In a small conciliatory gesture Mr Netanyahu said his government would ease its five-month-long sealing off of the Palestinian areas in Gaza and the West Bank by allowing an extra 10,000 workers to enter Israel. He also said that David Levy, the Israeli foreign minister, would meet Yasser Arafat, the Palestinian leader, next week.
Although Mr Netanyahu offered little new, it was enough for Mr Mubarak to say: "I think that after such a meeting today I have great hopes that the process will continue ... I can tell you now that I am very relaxed."
The warm welcome for Mr Netanyahu's promises to continue the peace process is in part a tribute to his success in systematically lowering expectations among his Arab neighbours about what to expect from Israel. It also stems from Mr Mubarak's need to balance between the United States and the Arab world. The Egyptian leader goes to Washington at the end of the month.
Mr Mubarak said: "The two sides should proceed to negotiate the final status of the West Bank and Gaza - the sooner the better. Together with that, negotiations must resume on the Syrian and Lebanese tracks without delay." But since Mr Netanyahu has refused any compromise on Palestinian statehood, Israeli settlements, Jerusalem or withdrawal from the Golan, such negotiations are unlikely to have much substance.
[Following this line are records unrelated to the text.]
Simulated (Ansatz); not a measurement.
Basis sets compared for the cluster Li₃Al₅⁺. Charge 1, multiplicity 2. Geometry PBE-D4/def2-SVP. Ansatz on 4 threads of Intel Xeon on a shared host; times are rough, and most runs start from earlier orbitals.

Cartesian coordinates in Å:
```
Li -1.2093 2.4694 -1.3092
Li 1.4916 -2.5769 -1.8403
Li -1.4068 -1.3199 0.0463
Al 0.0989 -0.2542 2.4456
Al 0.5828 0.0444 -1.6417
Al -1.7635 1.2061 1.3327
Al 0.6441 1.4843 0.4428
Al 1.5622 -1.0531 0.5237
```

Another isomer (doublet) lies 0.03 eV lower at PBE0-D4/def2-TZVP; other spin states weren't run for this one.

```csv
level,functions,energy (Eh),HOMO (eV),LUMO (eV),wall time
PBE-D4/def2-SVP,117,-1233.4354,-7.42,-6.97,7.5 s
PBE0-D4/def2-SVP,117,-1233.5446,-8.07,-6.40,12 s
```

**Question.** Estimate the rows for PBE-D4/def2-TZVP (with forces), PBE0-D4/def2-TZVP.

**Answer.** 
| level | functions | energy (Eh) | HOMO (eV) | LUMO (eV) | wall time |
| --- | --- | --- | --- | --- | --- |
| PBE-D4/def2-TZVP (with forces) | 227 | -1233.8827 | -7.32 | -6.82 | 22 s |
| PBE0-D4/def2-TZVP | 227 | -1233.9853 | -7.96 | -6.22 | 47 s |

The cordial tone of the discussions in Cairo are in contrast to the insults hurled at Mr Netanyahu by the Egyptian opposition press which, in a clumsy play on the Arabic pronunciation of his name, described him as "a dirty smell".
The Israeli leader said nothing new about the withdrawal of Israeli forces from most of the Palestinian city of Hebron, though this is expected over the next month. Under the terms of an agreement signed last year Israeli troops will keep control of one-fifth of Hebron where 400-500 Jewish settlers live surrounded by 120,000 Palestinians.
There are signs on the West Bank that Israel is continuing its redeployment. Just west of Nablus, an Israeli checkpoint at a vital crossroads has been removed. The army brigade in charge of the Nablus area is to be disbanded, Israeli radio said yesterday. This thinning out of troops is probably because of the completion of bypass roads linking Israeli settlements to Israel.
In Washington and in Cairo Mr Netanyahu refused to say that he would not build more settlements. Settlers themselves have spoken about doubling their numbers in the next four years to 300,000. In practice, Mr Netanyahu will probably be satisfied with more settlements in and around Jerusalem and close to the green line which divides the city.
Saeb Erekat, a senior Palestinian official, said however that "another settlement here or there will not promote Israel's security. Yet such settlements create a negative impression with Palestinians, comparable to the feeling in Israel that follows from a bus explosion". Saying that the Palestine Authority had done everything it could against Palestinian guerrilla organisations, Mr Erekat added: "Israel must understand that the Palestinians have not disappeared, and will not disappear. They exist."